West Ham 2 Bournemouth 0
At the London Stadium Michael has been watching something called Doctor Who, Nigel has forgotten to eat his lucky banana but is still dreaming of being a Highway Star after watching Deep Purple live and Fraser is liking the Tory idea of replacing the gaffer every six weeks. Matt and Lisa complete our party, on a rare day of only going to one match.
It's a bit of a strange selection by Moyes. Flynn Downes is played in Paqueta's number ten role rather than being kept as a holding midfielder and allowing Rice and Soucek to get forward. But the Hammers dominate most of the first half, going close with first a Soucek header and then, after a Downes shot is blocked, Cresswell draws a great save from Neto. At the other end Soucek gives the ball away and allows Solanke to get a shot in.
Bowen isn't really getting into the game and Scamacca is outnumbered, though Benrahma is a threat on the left and even though he makes a few rickets always wants the ball. The breakthrough comes from a corner just before the break. It's an ugly goal, but we'll take it. The ball strikes Kehrer on the arms, Soucek heads it back in and Zouma gets a flick to head it home. VAR gives it despite Kehrer's handball, as it is deemed not deliberate and in the phase of play before the goal is scored. You can always rely on Mike Dean!
Meanwhile Mystic Matt has to delete his half-time tweet criticising Bournemouth play-acting as both Solanke and keeper Neto go off injured. If there's an actual severed leg he might consider an injury genuine...
The second half sees Rice have a shot saved by sub keeper Travers, but the Hammers slowly let Bournemouth into the game. Downes fades in his attacking role and Johnson has a bit of a nightmare at right-back, while Scamacca tries to take on one man too many. Benrahma is WHU's best outlet, at times showing great control and having shots from all angles.
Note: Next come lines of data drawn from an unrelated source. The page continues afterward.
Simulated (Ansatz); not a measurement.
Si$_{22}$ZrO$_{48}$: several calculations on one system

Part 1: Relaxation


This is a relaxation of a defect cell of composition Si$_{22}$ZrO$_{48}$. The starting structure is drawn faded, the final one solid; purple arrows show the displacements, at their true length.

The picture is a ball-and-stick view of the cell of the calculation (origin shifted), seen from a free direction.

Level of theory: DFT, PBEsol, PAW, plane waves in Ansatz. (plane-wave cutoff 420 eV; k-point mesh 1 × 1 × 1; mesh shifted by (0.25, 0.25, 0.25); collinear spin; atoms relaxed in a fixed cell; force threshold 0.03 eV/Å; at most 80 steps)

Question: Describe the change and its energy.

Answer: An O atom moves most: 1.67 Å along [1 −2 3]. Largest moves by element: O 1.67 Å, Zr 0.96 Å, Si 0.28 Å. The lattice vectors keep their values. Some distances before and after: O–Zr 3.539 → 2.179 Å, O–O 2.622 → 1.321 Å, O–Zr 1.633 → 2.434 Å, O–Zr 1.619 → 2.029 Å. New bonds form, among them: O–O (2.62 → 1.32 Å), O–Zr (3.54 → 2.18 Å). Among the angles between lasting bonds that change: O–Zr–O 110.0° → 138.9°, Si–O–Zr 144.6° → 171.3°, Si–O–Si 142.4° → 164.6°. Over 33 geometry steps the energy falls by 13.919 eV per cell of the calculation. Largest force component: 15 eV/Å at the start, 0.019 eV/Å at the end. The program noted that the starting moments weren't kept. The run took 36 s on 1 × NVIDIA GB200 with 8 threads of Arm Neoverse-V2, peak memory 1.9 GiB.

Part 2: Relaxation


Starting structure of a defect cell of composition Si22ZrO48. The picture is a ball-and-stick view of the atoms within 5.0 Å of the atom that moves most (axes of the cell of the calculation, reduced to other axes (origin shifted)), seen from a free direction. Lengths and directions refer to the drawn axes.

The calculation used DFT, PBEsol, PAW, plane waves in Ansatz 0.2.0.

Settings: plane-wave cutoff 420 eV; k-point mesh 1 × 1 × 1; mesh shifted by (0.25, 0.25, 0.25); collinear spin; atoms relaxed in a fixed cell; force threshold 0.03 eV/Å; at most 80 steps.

Ryan Fredericks gets a good round of applause from the home fans when he goes off. Antonio comes on for Scamacca, throws himself to the ground a lot and doesn't hold it up very well, in a much less effective cameo than William Russell, Sophie Aldred, Janet Fielding and David Tennant in Doctor Who. Nigel remarks that it seems a long time ago when we were playing well and in the top four.
Bizarrely Moyes doesn't make any further changes until the 88th minute, bringing on Coufal and Fornals. We're into the 90th minute as Coufal gets in a cross that the diving Zemora blocks with his hand. It's hard to see how the defender could have got out of the way, but according to the letter of the law and Mike Dean, it's a penalty. The newly-blonde Said Benrahma smashes it home in emphatic style. Have we finally found our penalty taker?
There is much shock when Matt says he is giving the man of the match award to Benrahma — having obviously never doubted him. From flirting with the bottom three West Ham go up to tenth in the congested Premier League. We deserved to win on possession, though have had to rely on a couple of contentious VAR calls — still, that's an impressive five home wins in a row, the first time the Irons have done this since the Boleyn days.
We head to the Olde Black Bull, which is serving Tribute and Wherry, and sensibly decline to discuss emotions, instead sticking to trivia. We go though Scottish islands, major UK towns Nigel hasn't been to (Dundee take a bow) and MPs without a football team in their constituency. While it's left to Nigel to come up with some absolutely world class trivia — Said Benrahma has scored three goals this season all under different prime ministers. Irons!
PLAYER RATINGS: Fabianski 6; Johnson 5, Zouma 7, Kehrer 6, Cresswell 6; Rice 7, Soucek 6, Benrahma 8, Downes 5 (Fornals n/a); Bowen 6 (Coufal n/a), Scamacca 5 (Antonio 5).